Radar Services Terminated

Look at the SEA sectional and follow V204 from OLM to YKM. As you are tooling along VFR with FF you will have a section of that route where radar services are terminated because you are shadowed from their radar by Mt. Rainier. You leave the transponder alone as you will emerge from the shadow on the other side and you still need the code. Unless the controller says "Squawk VFR", leave the code alone.

There are places in California where that happens if you are at the MEA, and some of them are not even behind tall mountains.
 
You said only, ".... the TRACON controller thought he had told me to squawk 1200, but forgot to." Keeping the code when landing at a towered airport with a radar display makes sense, the tower controller has a data block showing callsign, type, altitude, and position.
Okay, I was oversimplying the scenario because I didn't want to go into the details, which were pretty messed up IMO.
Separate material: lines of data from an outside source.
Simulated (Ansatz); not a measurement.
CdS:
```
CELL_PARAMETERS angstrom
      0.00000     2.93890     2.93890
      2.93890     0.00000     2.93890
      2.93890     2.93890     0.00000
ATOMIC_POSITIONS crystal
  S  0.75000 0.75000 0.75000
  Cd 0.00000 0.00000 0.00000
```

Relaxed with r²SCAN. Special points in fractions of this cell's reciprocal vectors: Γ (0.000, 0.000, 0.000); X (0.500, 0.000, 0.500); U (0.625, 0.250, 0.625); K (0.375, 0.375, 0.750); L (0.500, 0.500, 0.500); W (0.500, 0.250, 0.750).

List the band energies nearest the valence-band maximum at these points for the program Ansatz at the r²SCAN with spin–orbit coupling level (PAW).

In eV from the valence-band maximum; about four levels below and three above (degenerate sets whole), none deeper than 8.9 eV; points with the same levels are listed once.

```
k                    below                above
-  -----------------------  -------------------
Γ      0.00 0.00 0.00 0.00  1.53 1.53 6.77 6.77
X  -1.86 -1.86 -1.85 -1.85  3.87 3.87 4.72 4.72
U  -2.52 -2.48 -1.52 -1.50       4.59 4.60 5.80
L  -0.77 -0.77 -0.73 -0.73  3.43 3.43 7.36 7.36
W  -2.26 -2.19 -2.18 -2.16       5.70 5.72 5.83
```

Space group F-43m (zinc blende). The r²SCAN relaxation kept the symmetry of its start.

But I don't see that it makes a difference. If "keeping the code when landing at a towered airport with a radar display makes sense", then whether the approach controller forgot to tell me to squawk VFR but thought he had when he arranged the hand-off, or explicitly told me to keep it and then told Tower something else, the end result is the same confusion when Tower gets my checkin call and sees me squawking the discrete code. And it sounds like the tower guy's operation was affected by it, after all. Or am I still misunderstanding you?
 
But I don't see that it makes a difference. If "keeping the code when landing at a towered airport with a radar display makes sense", then whether the approach controller forgot to tell me to squawk VFR but thought he had when he arranged the hand-off, or explicitly told me to keep it and then told Tower something else, the end result is the same confusion when Tower gets my checkin call and sees me squawking the discrete code.

The only reason the approach controller would tell you to keep the discrete code would be to display a full data block on the tower radar scope showing your callsign, type aircraft, altitude, and location. You check in with the tower with that callsign, type aircraft, etc., and the result is confusion? How can that be?

And it sounds like the tower guy's operation was affected by it, after all.
How so? Did it cause him to issue a go around? Was there a runway incursion? What was the effect?

Sounds to me like the tower guy's just a d!ckhead.
 
Well, the radar controller wasn't using it for separation either, only for information on other displayed traffic.
If I'm on board (on radar and freq) with a discrete squawk with flight following.. I should hope is is providing seperation from his other traffic on descrete squawks! :hairraise:
 
If I'm on board (on radar and freq) with a discrete squawk with flight following.. I should hope is is providing seperation from his other traffic on descrete squawks! :hairraise:
It's only guaranteed to IFR flights (and even then only while they're in IMC). Separation is NOT guaranteed to VFR flights receiving flight following, regardless of what they're squawking.
 
If I'm on board (on radar and freq) with a discrete squawk with flight following.. I should hope is is providing seperation from his other traffic on descrete squawks! :hairraise:

Nope. With flight following you get traffic advisories and safety alerts, nothing more.
 
Nope. With flight following you get traffic advisories and safety alerts, nothing more.

And even then, human error gets into the mix.

Hence: Keep your eyes looking out the window! :incazzato: ;)
 
Wow ! I thought I posed a simple question. All the comments have been helpful. Thanks everyone !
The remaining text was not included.